Wednesday, July 14, 2010

Healthy Fare

I remember back when I was awaiting my admission date to culinary school my father jokingly said: "Nobody trusts a skinny chef." I was twenty years old and twenty pounds underweight; nothing a crash course in classical French cuisine couldn't cure. I gained thirty pounds in two months. Thirteen years later I am literally embodying my father's words.

My weight now isn't so much of a result of my success as it is a result of my love for rich, fatty foods; if there's a Bacon Anonymous group I should be a member. I'm still not a huge guy, but I'm starting to push the index and with my 34th birthday just around the corner it's all downhill from here if I don't make some changes soon, so after I came home from NYC back in May I decided to really concentrate on my diet.

With a hereditary disposition to cholesterol I had already been focusing on chicken, turkey and fish, but that had proved not enough so I had to start focusing on my culinary nemesis: tofu.

Even as a chef I had problems coercing tofu into something satiable enough for a serious meat-eater like myself, but with perseverance and a little imagination I came with some delicious uses, the easiest of which is by using the silken variety as a substitute for cream in purees, which led to the sauce component of this special, as well as the notion that I could create a dish that not only tastes fantastic but is healthy too.

The main focus of the dish was inspired by a Asian-style marinated beef that I grilled and made into tacos to celebrate our server Tommy's 40th birthday last month, and after the great response I realized that I had to let our customers enjoy this amazing flavor as well. The marinade consists of ground, dried chiles, fresh lemongrass, lime juice, ginger, garlic, scallions, sesame oil, soy sauce, and black sugar, a unique variation popular in Asian cultures. I stuck with beef for the special - a Flat Iron steak - merely for presentation and consistency, though it is fantastic with chicken and could easily have been done successfully with a block of "extra firm" tofu if I had the gall to offer it!

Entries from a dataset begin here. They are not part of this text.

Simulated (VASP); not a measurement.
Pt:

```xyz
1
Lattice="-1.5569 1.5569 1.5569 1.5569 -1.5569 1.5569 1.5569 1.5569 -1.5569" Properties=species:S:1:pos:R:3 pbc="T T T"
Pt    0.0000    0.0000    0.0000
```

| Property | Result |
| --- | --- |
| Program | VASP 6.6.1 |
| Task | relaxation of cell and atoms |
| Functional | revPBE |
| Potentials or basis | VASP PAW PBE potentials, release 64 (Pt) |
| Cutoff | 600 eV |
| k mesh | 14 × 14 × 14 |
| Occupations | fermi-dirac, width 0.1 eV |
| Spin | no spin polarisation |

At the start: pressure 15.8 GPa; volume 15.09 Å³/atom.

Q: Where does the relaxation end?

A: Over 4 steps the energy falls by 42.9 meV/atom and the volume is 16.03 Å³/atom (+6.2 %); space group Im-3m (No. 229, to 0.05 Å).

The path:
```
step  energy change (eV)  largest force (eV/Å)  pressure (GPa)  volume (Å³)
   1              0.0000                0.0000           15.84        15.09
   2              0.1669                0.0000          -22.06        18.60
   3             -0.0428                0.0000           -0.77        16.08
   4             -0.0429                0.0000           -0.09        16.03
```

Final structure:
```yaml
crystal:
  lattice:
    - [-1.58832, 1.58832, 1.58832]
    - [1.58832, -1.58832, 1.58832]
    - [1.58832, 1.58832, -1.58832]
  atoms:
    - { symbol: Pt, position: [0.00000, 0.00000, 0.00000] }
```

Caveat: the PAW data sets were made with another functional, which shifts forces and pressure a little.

Since I had this Asian theme going I knew I could put my new tofu techniques to good use by creating a sauce from two totally different ingredients that are actually of the same plant. Edamame is a popular soybean snack that originates from Japan but is now enjoyed all over the world, but the most famous soybean product is tofu, which is simply a vegan cheese made from soymilk. I used this adjusted thinking to make a surprisingly rich puree by blending the cooked soybeans with garlic, green onions and a touch of wasabi with soft tofu before pressing it through a fine strainer, leaving me with a refined sauce that stays true to the art of Japanese cookery.

To keep with the light theme I decided on a slaw based with jicama, a high fiber, low calorie root vegetable that I tossed with shredded carrot, unsweetened coconut, scallions and sea beans, a plant grown in salt marshes that has a bite like green beans and a fresh sea salt flavor. To bring the slaw together I made a vinaigrette with tamarind pulp, shallots, garlic, extra virgin olive oil and rice wine vinegar. By using the tamarind along with the lowly acidic vinegar I was able to reduce the amount of oil that's usually needed to make a vinaigrette by half!!!

Who knew that healthy could be this delicious?!?!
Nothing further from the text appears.